Maldonado and Montevideo, Uruguay
In the South American context it is easy to overlook the magnificent wines of Uruguay. Chile and Argentina have such an overwhelming presence in the export market and have been relentlessly building their wine industries and their international marketing machines. Uruguay, on the other hand, only exports about 5% of its wine and in the past just hasn’t seemed all that motivated to go further afield in search of markets. Uruguay has a robust home market that happily soaks up essentially all of the wine that can be made. And with ready access to the massive Brazilian market as well as significant tourism from neighbouring Argentina, there has historically been little wine available to send elsewhere. This is changing, however, as new players invest in wineries and existing players expand. The Uruguayans are industrious, entrepeneurial and they know a good opportunity when they see it. In this case, that opportunity is the prodigious capacity for making exceptional wines.

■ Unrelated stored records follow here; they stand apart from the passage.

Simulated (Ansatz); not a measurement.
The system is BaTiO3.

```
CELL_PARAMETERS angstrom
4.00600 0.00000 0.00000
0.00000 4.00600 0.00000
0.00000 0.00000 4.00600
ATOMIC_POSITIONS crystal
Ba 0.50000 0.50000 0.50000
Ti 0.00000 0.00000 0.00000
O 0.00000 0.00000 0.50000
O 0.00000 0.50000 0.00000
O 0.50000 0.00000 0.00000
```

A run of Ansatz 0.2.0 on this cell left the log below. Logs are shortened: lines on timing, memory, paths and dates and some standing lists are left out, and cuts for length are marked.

Uruguay has always been largely an agricultural economy and has managed to ride out the vagaries of politics and economic boom/bust cycles better than some of its South American peers. The Uruguayans are a little more like the Chileans in terms of their steadfastness and sobriety. Their hard-working nature expresses itself in the relative strength of the economy. That doesn’t mean they don’t like to have a good time. Uruguayan culture is famous for its attention to socializing - eating and drinking with friends and family. But business is business and the opportunity to capitalize on the wine industry’s potential in the country is definitely not lost on the Uruguayans. Bodega Garzón is one of the recognized leaders and, with impressive investment and attention to superb wine making, Garzón is paving the way for the other producers that are seeking to scale up to tackle the world.
Why Uruguay for Wine?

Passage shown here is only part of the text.